Center for Civics Education

Convention: A Daily Journal

Convention: A Daily Journal is a day-by-day journal of the 1787 Constitutional Convention convened by twelve of the original thirteen states to amend the Articles of Confederation and create a “more perfect union.” It chronicles the daily activities of the Convention, profiles the delegates and their interactions with each other, and looks back to life in America in the 1780s. Writing in the first person, the story is told from an “observer” hearing events as told in contemporary newspaper accounts and delegates’ personal notes and letters.


October 1787

October 26, 2020 - 4 minute read


Pennsylvania Packet

On September 29, the last day of the annual meeting of the Pennsylvania General Assembly, a motion was approved to set the first Tuesday in November for the election of delegates to a State convention to consider ratification of the proposed federal Constitution, but only after two opponents of the measure were physically dragged to the Assembly meeting room to assure a quorum. Their vehement opposition to the Constitution was exceeded only by the process used to bring it forward so soon after the Constitutional Convention had adjourned.

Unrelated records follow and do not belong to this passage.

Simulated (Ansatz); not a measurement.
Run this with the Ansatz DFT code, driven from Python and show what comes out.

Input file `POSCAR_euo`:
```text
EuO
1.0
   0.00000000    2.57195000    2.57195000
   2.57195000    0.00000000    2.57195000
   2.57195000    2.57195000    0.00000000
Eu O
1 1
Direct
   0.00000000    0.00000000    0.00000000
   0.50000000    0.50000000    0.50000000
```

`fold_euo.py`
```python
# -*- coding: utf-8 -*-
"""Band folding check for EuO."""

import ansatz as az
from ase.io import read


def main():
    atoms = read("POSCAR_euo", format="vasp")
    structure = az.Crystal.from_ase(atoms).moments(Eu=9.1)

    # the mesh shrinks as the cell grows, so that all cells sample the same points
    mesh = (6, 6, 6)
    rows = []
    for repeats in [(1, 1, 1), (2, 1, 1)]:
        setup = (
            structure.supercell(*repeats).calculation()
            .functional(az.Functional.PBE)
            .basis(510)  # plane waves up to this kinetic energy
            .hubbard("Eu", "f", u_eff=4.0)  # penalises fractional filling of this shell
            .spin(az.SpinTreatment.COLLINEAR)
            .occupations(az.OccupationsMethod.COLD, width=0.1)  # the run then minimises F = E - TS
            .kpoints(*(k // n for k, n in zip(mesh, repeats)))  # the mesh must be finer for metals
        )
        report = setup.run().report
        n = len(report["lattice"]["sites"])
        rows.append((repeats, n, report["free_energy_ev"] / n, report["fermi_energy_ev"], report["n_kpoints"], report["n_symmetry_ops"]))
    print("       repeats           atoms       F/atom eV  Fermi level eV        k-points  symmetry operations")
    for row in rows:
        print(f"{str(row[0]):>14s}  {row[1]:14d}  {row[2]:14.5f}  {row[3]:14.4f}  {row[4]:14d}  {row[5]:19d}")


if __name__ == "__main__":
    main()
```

Later that day, sixteen dissenting members of the Assembly, all having refused to attend the session, issued a written statement in the form of a broadside which circulated widely throughout Pennsylvania and soon found its way to other States. Called “The Address of the Seceding Assemblymen,” it began by charging that the Constitutional Convention had exceeded its authority by going beyond “revising and amending the present Articles of Confederation.” Moreover, as they had “lamented at the time, a majority of our legislature appointed men…who were all citizens of Philadelphia.” None of them represented the landed interests of Pennsylvania and almost all of them were of the same political party, namely the party that opposed the current Pennsylvania constitution.

The letter reiterated their demand to defer making any decisions about the Constitution or a State ratifying convention. After all, the Assembly had not received “official” information from Congress about how to proceed.  Any action by the Assembly would be presumptuous and precipitous.  Besides, such an important matter required “the most minute examination and mature consideration;” yet “without any previous notice” a resolution had been proposed recommending calling for a State ratifying convention and electing delegates for the same.

Because “the annual [Assembly] election was so near…it ought to be taken up by the next house,” the letter continued. With the election less than two weeks away, why not wait to consider how to proceed until after the election and let the people decide, an argument to be made more than 230 years later by opponents of a Supreme Court nominee. 

As the dissidents reminded their readers, in the Assembly “no bill, however trifling, was passed without three readings, and without this formality, which gave the members time and opportunity to think on the subject; that the rules were adhered to so strictly that even the building of a bridge, or the laying out of a road, could not be determined without this form. But this, the most important of all matters, was to be done by surprise and…designed to preclude you from having it your power to deliberate on the subject.”

The letter proceeded to detail the dissenters’ deliberate decision to absent themselves from the meeting of the Assembly to prevent a quorum as well as the manner in which they had been forcibly made to attend, asserting they had been “seized by a number of citizens,” their lodgings “violently broken open, their clothes torn, and after much abuse, forcibly dragged through the streets of Philadelphia to the State House and there detained by force.” 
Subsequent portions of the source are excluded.